Broadly speaking, I am cultural geographer. My research interests fall into two broad categories: children and young people's media cultures; and materiality and embodiment in early childhood. The sections below expand upon each of these interests in slightly more detail.
My PhD research was concerned with the practices and consequences of reading shonen manga (Japanese comics marketed primarily at an audience of teenage boys). My thesis is about how readers encounter and assemble the dispersed elements presented to them on the page (words and pictures, panels and gutters) in order to produce a story that seems to reside within the material text itself and be available to any competent reader. While, for the most part, the stories readers find in the texts are similar (and presumably resemble the stories their creators intended to tell a variety of readings can be produced from the same text. These differences emerge and are worked through in fannish debates about the 'canonical' manga text which often take place online. My thesis also explores issues surrounding multi-mediation and cross-cultural and adaptation and translation of manga and anime texts.

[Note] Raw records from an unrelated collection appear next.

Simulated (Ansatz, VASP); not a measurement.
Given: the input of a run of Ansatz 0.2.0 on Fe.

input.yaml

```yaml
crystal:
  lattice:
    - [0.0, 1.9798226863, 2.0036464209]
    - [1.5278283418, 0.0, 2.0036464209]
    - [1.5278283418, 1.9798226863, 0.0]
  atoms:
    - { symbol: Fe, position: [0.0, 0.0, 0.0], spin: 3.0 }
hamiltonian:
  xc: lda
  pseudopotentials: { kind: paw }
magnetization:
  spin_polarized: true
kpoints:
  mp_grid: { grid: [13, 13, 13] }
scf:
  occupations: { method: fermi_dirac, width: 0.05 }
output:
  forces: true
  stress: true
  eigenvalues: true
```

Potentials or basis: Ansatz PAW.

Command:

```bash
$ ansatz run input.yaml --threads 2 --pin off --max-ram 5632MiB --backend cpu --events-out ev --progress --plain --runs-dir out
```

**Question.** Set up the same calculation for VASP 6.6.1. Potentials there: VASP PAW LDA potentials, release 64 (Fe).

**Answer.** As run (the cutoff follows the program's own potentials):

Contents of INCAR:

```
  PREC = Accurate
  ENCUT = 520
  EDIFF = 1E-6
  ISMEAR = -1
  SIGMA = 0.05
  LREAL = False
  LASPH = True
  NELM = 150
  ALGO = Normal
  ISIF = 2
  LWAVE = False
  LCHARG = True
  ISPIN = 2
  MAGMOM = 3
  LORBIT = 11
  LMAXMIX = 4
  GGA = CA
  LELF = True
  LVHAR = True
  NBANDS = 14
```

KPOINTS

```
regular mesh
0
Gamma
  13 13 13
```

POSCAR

I am also interested in how children and young people engage with and experience violence in media texts. Building upon aspects of my PhD, which explored the 'epic' and the 'awesome' as articulated in readers' experience and discussions of fight scenes in manga , I am interested in exploring how children and young people relate to 'violent' media texts and what they do with them.
I am currently working on a project called 'Baby Steps', which explores how various objects and materials are implicated in the emergence of young children's mobility. The project investigates the invention, design, marketing and use of a range of different objects and materials (including shoes, baby walkers, push-along toys, buggies, stairs and stair gates, among other things) for promoting or impeding young children's mobility. The project combines video ethnography with young children and their families, with interviews with designers and manufacturers and documentary and archival research.
The 'Baby Steps' project forms part of my broader interests in materiality and embodiment in early childhood. I am also interested in the role of objects and materials in early childhood education. My previous research has investigated on the social, spatial and material organisation of early childhood classrooms and the notion of 'participation' in childhood research.